MADD Canada and families of drunk driving victims are expressing optimism after Saskatchewan reported its lowest number of impaired driving deaths in 30 years.
SGI held a news conference Thursday morning to show their preliminary stats for 2017, which count 39 deaths on Saskatchewan roads due to impaired driving.
Most of the deaths were attributed to alcohol consumption, while five were referred to as drug impairment.
Minister responsible for SGI Joe Hargrave said the fatality number is the lowest its been since the provincial insurer started releasing annual tallies in 1988.
“People are really starting to listen,” he said.
Impaired driving fatalities dropped significantly from the year before, with 57 deaths recorded in 2016.
It’s the biggest year-over-year drop since 2012-13, when there were 72 and 43 deaths respectively.
While deaths spiked again after the 2013 drop to 60 in 2014, SGI noted the most recent decrease was unique because of the decline in impaired driving-related injuries.
In 2013 there were 613 injuries, consistent with other years. In 2017, the injury number dropped to 340.
“This is not a one year thing,” Hargrave said.
“I’m very optimistic that Saskatchewan people are catching on. This will be the way it’s going to be, the trend will continue to decline.”
The minister, along with MADD and Saskatoon police chief Troy Cooper, attributed the decrease to increased enforcement and the “disappear” ad campaign — which shows photos of victims before their images vanish from their surroundings.
“They’re changing behaviours, and that’s very important,” MADD Canada national director Patricia Hynes-Coates said.
“This dramatic decrease in alcohol and drug-related crash deaths shows people are hearing the message.”
Several families who have lost loved ones to impaired drivers were at the ceremony.
Bonny Stevenson, who lost her son Quinn in Saskatoon in 2013, said she’s noticed a shift in how people think about securing a safe ride home.
“It’s what we’ve been working towards,” she said. “It’s really nice to see the change.”
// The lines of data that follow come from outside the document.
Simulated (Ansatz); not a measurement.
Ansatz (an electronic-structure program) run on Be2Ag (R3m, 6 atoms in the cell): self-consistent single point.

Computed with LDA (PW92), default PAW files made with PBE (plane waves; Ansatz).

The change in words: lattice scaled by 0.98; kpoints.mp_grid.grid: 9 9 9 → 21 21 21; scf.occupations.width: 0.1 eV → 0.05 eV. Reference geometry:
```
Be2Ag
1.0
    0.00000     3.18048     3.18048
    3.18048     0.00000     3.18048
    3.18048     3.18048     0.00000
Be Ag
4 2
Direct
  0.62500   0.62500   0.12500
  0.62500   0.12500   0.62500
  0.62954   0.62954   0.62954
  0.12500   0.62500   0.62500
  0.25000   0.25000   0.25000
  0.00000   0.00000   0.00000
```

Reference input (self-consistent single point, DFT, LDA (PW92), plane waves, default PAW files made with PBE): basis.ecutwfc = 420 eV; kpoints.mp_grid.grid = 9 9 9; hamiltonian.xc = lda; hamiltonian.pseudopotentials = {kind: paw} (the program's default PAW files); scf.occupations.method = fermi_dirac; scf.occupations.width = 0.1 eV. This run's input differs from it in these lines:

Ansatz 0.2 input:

She and her husband have become tireless advocates against drunk driving, organizing baseball tournaments in memory of their son and speaking to groups about safe practices.
Stevenson said they don’t begrudge people drinking alcohol, as long as they have a plan.
“Quinn was a fun guy,” she said. “You’re allowed to have fun, but you have to be responsible.”
SGI’s 2017 statistics are preliminary numbers based off data from police services across the province, and could change based on reports from the coroner’s office.